# Reserve Officer Salary



## jgreen902 (Aug 21, 2007)

This is for the reserve officers out there. What is your current salary and how often do you work? I understand it varies from town to town, but I just wanna see some of the your answers. Thanks :-k


----------



## CJIS (Mar 12, 2005)

I am a Special and receive no Pay. We do 2-3 Cruiser shifts a month and cover during an Emergency. We do however get paid details.


----------



## screamineagle (Jul 11, 2005)

yeah your special alright, Mack. (just Kiddin).


----------



## Foxy85 (Mar 29, 2006)

I'm not on any department, but can help ya out around the Blackstone Valley area.

Millville starts at $15.00 and goes up to $19.85 after 3 years, plus the usual contract increases... They typically work weekends and holidays only....occasionally covering for FTers during the week. One person on per shift except during the day, they have a working Chief there....Average guy gets about 3-5 shifts a month...while the town relies on their PTer's, they are fully staffed

Uxbridge starts at $10.00 and ends at $10.00 lol....The Chief figures if you want the job bad enough, you'll stick around and do your time and wait for FT slot.....problem is, the wait time can vary from about 1 years to 3 years....or more....The department is young, and fully staffed at the moment....They work as often as there are vacanacies....3 guys on a shift, 4 with the Chief during the day.....Between guys taking days off, working details, and holidays....there are plenty of shifts to be had....But for 10 bucks an hour....

Douglas is phasing out their PTers....

Northbridge PTer's are not allowed to work the road, and if they are its to ride shotgun with a FTer....they work parades, details, etc. but typically no road time...I think their pay is about $14.00 an hour...

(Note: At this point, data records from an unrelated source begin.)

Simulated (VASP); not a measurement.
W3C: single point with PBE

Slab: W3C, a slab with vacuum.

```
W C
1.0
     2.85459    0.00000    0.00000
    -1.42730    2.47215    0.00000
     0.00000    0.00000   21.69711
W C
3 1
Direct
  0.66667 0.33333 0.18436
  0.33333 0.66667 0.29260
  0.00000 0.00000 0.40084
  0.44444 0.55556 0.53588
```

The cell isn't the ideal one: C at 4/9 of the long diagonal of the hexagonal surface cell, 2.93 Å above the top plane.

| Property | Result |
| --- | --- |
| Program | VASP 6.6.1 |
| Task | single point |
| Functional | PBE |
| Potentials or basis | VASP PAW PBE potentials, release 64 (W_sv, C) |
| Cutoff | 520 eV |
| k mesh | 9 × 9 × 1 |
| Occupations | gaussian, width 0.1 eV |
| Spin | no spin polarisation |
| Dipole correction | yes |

Sutton is phasing out their PTer's

Blackstone does not employ PTer's

Mendon does not employ PTer's

Hopedale has a small crew, with PTer's not sure on working conditions or pay though....


----------



## rg1283 (Sep 14, 2005)

Working Chief? The guy actually patrols. Thats cool, most Chiefs small town chiefs seem to be tied up doing admin. stuff and will respond to emergency help calls and occasionally pick up calls in town when commuting home in town. Do any other departments actually have Chiefs that patrol? Besides the extreme western MA towns.


----------



## OutOfManyOne (Mar 2, 2006)

It's interesting, more and more PDs are phasing out part timers, the only few that still have them are in auxiliary/special capacities.


----------



## Macop (May 2, 2002)

Still plenty of Ptimers in central/western MA.


----------



## tazoez (Dec 9, 2005)

Macop said:


> Still plenty of Ptimers in central/western MA.


Not to jump a thread but what cities in western MA have PTers?


----------



## screamineagle (Jul 11, 2005)

tazoez said:


> Not to jump a thread but what cities in western MA have PTers?


not sure about cities, but lots of the towns in central and western Mass have em.


----------